That Mahatma Phule gave credence to the racial theory of caste at all, is sometimes considered a limitation of the text. What must be noted however, as Gail Omvedt does in “Hinduism as Brahman Exploitation: Jotiba Phule”, Phule takes an already existing discourse, and he inverts its moral logic. He accepts the facticity of the theory. He says, yes Brahmins are a different race. Yes, they invaded and conquered us. But he upturns its moral logic and says the invaders were actually corrupt, cruel and depraved. Superior they were definitely not.

GULAMGIRI IS CREDITED WITH ANTICIPATING MODERN IDEAS SUCH AS THE INTERCONNECTEDNESS OF ECONOMIC & CULTURAL SUBORDINATION.

In order to make his point, Mahatma Phule takes it upon himself to destabilize certain Hindu myths. And he punctures them using logic. For instance, right at the beginning, he takes the story of the origin of the four castes from the Purushsukta hymn. According to this story, Brahmins were born from the head of Brahma, Kshatriyas from the arms, Vaishyas from the thighs and Shudras from the feet. Often peddled as a justification for the differential status enjoyed by different castes, this narrative is rendered absurd by Phule. He does this by posing a straightforward, but perhaps slightly provocative, question: Does this mean Brahma had four vaginas where he gave birth from?

What is even more extraordinary about the text is that it tries to wrest a legitimate cultural space for the practices and beliefs of shudras and atishudras. Phule does this by trying to situate these practices within narratives of a glorious historical and cultural legacy. One such example is the story he weaves around Bali Raja. As Omvedt explains, “The Puranic myth in which the Brahman boy Waman asks three boons of Bali and then steps on his chest to send him down to hell is taken by Phule as a story of deception and conquest by the invading Aryans.”

According to Mahatma Phule, you will only ever find those from the lower castes making a wish for Bali Raja on this day. Upper castes, he says, will in fact place a rice or dough statue of Bali on their doorstep, and they will kick it. Phule equates Bali with a Shudra king who was defeated by the “cruel” and “savage” Vaman. Omvedt also notes how this “had a strong resonance with popular culture, for in Maharashtra (as in other parts of South India…) Bali is indeed seen as a popular and ‘peasant’ king, and is remembered with the Marathi saying, ‘ida pida javo, Balica rajya yevo’ (let troubles and sorrows go and the kingdom of Bali come)”.

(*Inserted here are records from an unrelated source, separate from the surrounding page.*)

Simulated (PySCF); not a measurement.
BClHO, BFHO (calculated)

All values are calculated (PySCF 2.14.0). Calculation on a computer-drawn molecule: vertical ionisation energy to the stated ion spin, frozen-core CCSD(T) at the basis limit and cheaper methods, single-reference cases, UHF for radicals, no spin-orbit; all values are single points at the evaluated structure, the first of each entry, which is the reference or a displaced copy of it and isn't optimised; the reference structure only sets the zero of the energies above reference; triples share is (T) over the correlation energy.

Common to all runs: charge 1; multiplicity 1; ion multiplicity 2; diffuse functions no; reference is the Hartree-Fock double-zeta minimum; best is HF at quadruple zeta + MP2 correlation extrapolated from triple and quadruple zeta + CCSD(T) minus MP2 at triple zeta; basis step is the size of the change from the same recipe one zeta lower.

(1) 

As Ambedkar was, Phule too is sometimes criticized for aligning his cause with the British, and not with the legitimized project of nation construction and the freedom struggle. Again, what must be remembered is that for someone like Phule, British advent and modern education was an event with emancipatory potential. (Dilip Chavan in Language Politics Under Colonialism: Caste, Class and Language).